“I wanted to make films that would hopefully disturb other small children.” JL
By A.M. Charles
ParkCity, UT,(Hollywood Today)1/22/13/–He went to Stanford, “to become and engineer and wrote for the Stanford Daily,” but when Roger Corman learned film studies students got free passes to the movie theater in Paolo Alto, he quickly changed his major and with it, the course of film history. Creating generations of genre films and mentoring directors like Coppola, Cameron, Scorsese, Howard, Corman has generated a cinematic ripple effect, and his latest splash is VIRTUALLY HEROES, premiering at Sundance. “We wanted to create a film around existing battle scenes we’d already shot for other films in the Philippines by bribing the army.” The new story is constructed around guys in their own video game, so the repeated footage becomes comical.
Sitting on the panel next to Corman at the Cinema Cafe are genre filmmakers inspired by his legacy. Ben Wheatly, here with his film SIGHTSEERS, says he didn’t get into film school because “my short film, ‘Johnny meets the prostitutes’ didn’t go down well with the interview lady.” He learned about film making by sneaking into lectures with his friends who were students. Now Ben has won awards at Cannes and directed cult hits for BBC3. Ben loves horror films because, “they’re a marriage of visual and sound, grabbing people by the throat, dragging them straight into it and trying to punish them as much as possible.”

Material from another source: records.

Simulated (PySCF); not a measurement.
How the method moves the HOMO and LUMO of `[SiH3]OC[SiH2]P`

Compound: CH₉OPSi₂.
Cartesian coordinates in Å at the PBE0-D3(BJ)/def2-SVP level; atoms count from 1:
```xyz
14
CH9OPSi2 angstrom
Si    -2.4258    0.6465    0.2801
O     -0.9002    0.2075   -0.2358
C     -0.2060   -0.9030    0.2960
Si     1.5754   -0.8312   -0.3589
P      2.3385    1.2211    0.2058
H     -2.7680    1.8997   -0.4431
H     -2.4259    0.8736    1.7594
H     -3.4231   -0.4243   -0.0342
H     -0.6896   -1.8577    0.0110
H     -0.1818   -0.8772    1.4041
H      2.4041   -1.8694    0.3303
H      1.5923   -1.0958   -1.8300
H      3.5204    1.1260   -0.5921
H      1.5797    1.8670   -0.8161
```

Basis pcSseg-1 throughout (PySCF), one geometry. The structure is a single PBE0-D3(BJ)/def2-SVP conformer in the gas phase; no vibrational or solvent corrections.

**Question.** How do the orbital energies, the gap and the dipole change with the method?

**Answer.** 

Also on the genre filmmaker panel are Eduardo Sanchez (Blair Witch Project) and Jeremy Lovering (M15, Money, Miss Austen Regrets), both fans of genre films from an early age. Sanchez, called the ‘godfather of found footage movies’ says, “The trick is to not cheat too much with the found footage. The basic construct has to be believable.”
These filmmakers with a common love for the genre, just like Corman, continue to perpetuate the legacy. Lovering admits, “I’d sneak down and watch the films I wasn’t allowed to watch because they disturbed me. Later I wanted to make films that would hopefully disturb other small children.” And so the spawn of the genre will continue…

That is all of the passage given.